Danny’s a kid. Eric’s a kid, too. He’s also a robot, but he doesn’t know that.
For Danny, it becomes hard to ignore Eric’s super strange tendencies. He has weekly “dentist” appointments and parents who never stop smiling. It’s almost impossible to wake him up and he’s always getting fancy gifts from his mysterious uncle. Danny always assumed that Eric was just a spoiled rich kid…until he discovers Eric’s hidden robot reality.

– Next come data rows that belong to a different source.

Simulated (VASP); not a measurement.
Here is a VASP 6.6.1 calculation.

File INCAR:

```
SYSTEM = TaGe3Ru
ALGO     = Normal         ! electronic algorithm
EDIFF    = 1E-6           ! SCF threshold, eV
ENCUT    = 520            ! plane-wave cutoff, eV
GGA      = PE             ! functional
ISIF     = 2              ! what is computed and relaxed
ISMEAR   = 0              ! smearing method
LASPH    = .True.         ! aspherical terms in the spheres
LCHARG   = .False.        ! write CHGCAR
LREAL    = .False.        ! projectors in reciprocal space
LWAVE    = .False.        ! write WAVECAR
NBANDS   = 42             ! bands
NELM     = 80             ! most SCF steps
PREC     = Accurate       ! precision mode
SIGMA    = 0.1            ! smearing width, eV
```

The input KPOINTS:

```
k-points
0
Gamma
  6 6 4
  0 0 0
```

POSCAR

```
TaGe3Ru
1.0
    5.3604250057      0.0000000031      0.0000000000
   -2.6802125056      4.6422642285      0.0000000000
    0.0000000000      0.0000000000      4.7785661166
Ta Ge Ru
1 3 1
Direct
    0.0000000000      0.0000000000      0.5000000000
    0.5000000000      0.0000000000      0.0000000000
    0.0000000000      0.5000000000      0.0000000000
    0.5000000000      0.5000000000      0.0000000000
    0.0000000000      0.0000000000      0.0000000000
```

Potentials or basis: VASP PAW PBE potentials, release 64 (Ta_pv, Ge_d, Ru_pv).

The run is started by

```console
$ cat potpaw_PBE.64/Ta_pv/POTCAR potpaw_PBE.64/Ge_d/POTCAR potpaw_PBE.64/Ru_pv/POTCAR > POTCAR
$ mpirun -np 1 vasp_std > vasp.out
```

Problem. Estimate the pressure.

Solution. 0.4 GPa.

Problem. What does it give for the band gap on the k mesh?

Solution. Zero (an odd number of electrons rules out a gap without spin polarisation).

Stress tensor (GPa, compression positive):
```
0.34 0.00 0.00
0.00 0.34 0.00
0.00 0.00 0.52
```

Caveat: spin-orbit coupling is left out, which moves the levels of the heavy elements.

As the two friends dig deeper into Eric’s origins and purpose, powerful forces swarm into town, and Danny and Eric are left with more questions than answers—and more danger than humanly possible.
PUBLISHERS WEEKLY
Vaughan (Six) imparts sophisticated social commentary in this tale of friendship with a futuristic twist, told alternatively in the voice of 12-year-old Danny and in the journal entries of his friend Eric, nicknamed Slick. Danny immediately conveys that Slick is dead, having been murdered six months earlier, that Slick was an android, and that Danny is publishing his journals to lead to Slick's killers' capture. Slick mostly befriends popular kids when he moves to town, but he and Danny gradually bond over an online game, Land X, as well as Danny's work building a computer. Danny finds many aspects of Slick's life unsettlingly odd, from his perpetually smiling parents to his weekly dentist appointments and extreme sleep habits, but it still comes as a great surprise to both when they learn that Slick is a robot. The android's stilted dialogue adds to his convincing character portrayal, and his journal entries reveal obsessions with certain brands and Land X, both of which hint at the hidden agenda behind his creation. Along with expected messages about choosing friends wisely, Vaughan offers a critique of consumerism for middle-grade readers who are ready to fight the power. Ages 8 12.